[PATCH] nvme core: allow controller RESETTING to RECONNECTING transition

Wed May 3 08:32:56 PDT 2017

On 5/3/2017 12:59 AM, Sagi Grimberg wrote:
>
>> Allow controller state transition : RESETTING to RECONNECTING
>>
>> I intend to have the nvme_fc transport set the state to RESETTING when
>> tearing down the current association (error or controller reset), then
>> transitioning to RECONNECTING when attempting to establish a new
>> association.
>
> I'm not sure this is a good idea. I think that the semantics of
> RESETTING state is that we are performing a controller reset,
> RECONNECTING semantics means we are trying to reestablish our controller
> session. It seems that mixing these states is just confusing.

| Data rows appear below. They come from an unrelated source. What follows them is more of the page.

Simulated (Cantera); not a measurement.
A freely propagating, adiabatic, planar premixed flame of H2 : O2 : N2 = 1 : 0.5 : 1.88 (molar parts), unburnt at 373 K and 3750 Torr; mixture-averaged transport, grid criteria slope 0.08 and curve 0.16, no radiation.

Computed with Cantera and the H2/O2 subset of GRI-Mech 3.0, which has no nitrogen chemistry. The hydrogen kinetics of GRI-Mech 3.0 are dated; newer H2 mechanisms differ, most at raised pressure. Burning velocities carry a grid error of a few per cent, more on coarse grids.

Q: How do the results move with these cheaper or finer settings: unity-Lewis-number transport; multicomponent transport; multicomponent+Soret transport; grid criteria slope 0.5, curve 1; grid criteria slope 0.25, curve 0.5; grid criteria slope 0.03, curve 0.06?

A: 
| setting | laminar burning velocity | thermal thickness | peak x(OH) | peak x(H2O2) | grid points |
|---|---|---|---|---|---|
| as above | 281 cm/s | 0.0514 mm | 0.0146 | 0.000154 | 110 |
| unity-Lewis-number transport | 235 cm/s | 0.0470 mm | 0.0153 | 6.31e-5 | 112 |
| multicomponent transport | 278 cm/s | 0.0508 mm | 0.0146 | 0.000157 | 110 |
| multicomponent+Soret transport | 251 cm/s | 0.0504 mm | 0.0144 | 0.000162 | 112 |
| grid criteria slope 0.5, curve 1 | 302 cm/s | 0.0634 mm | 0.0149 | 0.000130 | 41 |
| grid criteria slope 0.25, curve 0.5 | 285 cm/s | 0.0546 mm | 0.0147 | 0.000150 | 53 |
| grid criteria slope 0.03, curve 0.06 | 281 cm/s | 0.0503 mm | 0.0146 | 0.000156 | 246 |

I'm not following as, at a high level, it sounds like we're saying the 
same thing. I'm sure the difference is in the definitions of "controller 
reset" and "reestablish our controller session".

here's how I view them:

RESETTING: stopping the blk queues, killing the transport 
queues/connections and outstanding io on them, then formally tearing 
down the fabric association.  Officially, RESETTING would be when 
CC.EN=0 is done. But that can only occur if there is connectivity to the 
target and can use the admin connection for a Set_Property command. All 
the same actions take place except the Set_Property on cases where you 
lose connectivity. I'm viewing all of these actions, of terminating the 
original transport association, as RESETTING.

RECONNECTING: restarting the association - creating transport 
queues/connections, reprobing the controller and re-releasing block 
queues. I'm viewing all of the actions to create a new transport 
association, as RECONNECTING.

on FC, I was going to: move the controller from LIVE->RESETTING when 
tearing down the association, whether invoked by the core reset 
interface or upon detecting an error and independent of whether I can 
send an CC.EN=0 (which I'll do if connected); and after teardown, from 
RESETTING->CONNECTING as I start the new association. And if the new 
association can't be immediately created: a) if there is connectivity, 
use the same periodic retry based on max_reconnects and reconnect_delay; 
and b) if there isn't connectivity, delay until connectivity occurs or a 
timeout.

I find it more confusing with what rdma has:

RESETTING: When invoked by core layer to reset the ctrl. stops block 
queues, kills transport queues/connections and outstanding ios, attempts 
immediate new association with target, creating transport 
queues/connections and releasing io. AND if new association fails, 
device is deleted.

RECONNECTING: transport error detected. stops block queues, kills 
transport queues/connections and outstanding ios, attempts new 
association with target, creating transport queues/connections and 
releasing io. AND if new association fails, retries the new association 
connect per max_reconnects/reconnect_delay before giving up.

As I interpret them, the states reflect why/how it was torn 
down/reconnecting (core layer invoked and CC.EN written vs transport 
detected/deleted), and whether a reconnect will be retried or not. State 
of what its doing is lost a bit.

>
> In fact, I have a patch in the pipe that disallows the state transition
> from RECONNECTING to RESETTING:

I don't have any problem with this.

-- james